‎‘Geron Busabos: Ang Batang Quiapo’ review by Emil Hofileña • Letterboxd
Geron Busabos: Ang Batang Quiapo

Geron Busabos: Ang Batang Quiapo ★★½

No better way to commemorate this election year in which an actor and a boxer are running for president, than to watch an Erap action movie. The copy of this film that's on YouTube is horrendous, but it is still barely watchable if you grew up watching pirated films anyway. (Thank you to the uploader, though! Doing god's work.)

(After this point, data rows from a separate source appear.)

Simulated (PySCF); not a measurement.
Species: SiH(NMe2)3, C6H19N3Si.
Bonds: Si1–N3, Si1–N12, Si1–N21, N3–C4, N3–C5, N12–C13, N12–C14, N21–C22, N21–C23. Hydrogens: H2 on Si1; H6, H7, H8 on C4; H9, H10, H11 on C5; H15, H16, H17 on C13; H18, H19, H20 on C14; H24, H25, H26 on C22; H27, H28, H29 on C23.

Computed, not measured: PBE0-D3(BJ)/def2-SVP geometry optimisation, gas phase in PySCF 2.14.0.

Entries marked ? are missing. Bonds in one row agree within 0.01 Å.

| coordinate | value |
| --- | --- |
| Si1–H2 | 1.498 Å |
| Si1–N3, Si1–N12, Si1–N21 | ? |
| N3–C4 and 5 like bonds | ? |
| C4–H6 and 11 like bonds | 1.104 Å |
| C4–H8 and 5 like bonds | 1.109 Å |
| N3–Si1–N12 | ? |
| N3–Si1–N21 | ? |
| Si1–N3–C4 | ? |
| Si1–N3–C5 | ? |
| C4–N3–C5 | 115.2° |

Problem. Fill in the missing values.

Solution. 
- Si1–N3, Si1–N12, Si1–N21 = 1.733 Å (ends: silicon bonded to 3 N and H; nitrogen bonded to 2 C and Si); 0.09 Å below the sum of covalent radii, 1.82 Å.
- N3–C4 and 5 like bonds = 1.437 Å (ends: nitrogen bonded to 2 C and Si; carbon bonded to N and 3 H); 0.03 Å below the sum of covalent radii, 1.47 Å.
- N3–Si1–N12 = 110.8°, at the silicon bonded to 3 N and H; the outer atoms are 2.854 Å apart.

It's okay, as far as crime dramas go. Cesar Gallardo really puts the focus on Geron's community, and the honor code that they operate by—which they also want to make sure the kids break out of, which I thought was interesting. But the discrimination that the poor experience in this film doesn't come across as very institutional in nature. Their plight is reduced to these random character-caricatures being really mean to Geron and his friends. I just think it's too easy. And it doesn't help that Geron is deified as this tough but decent heartthrob, who literally never gets punched in this movie, even across the handful of (admittedly impressive) fights he gets into. That's already shoddy action storytelling 101, and it's made worse by knowing that these kinds of relatable, morally righteous, but hollow characters are probably what allowed Erap to become so popular and so corrupt—and what enables somebody like Isko Moreno (or Robin Padilla) to believe he isn't just going down the same path. I would love it if no Filipino actor gets involved in politics ever again. This shit is embedded in our history, and it's embarrassing.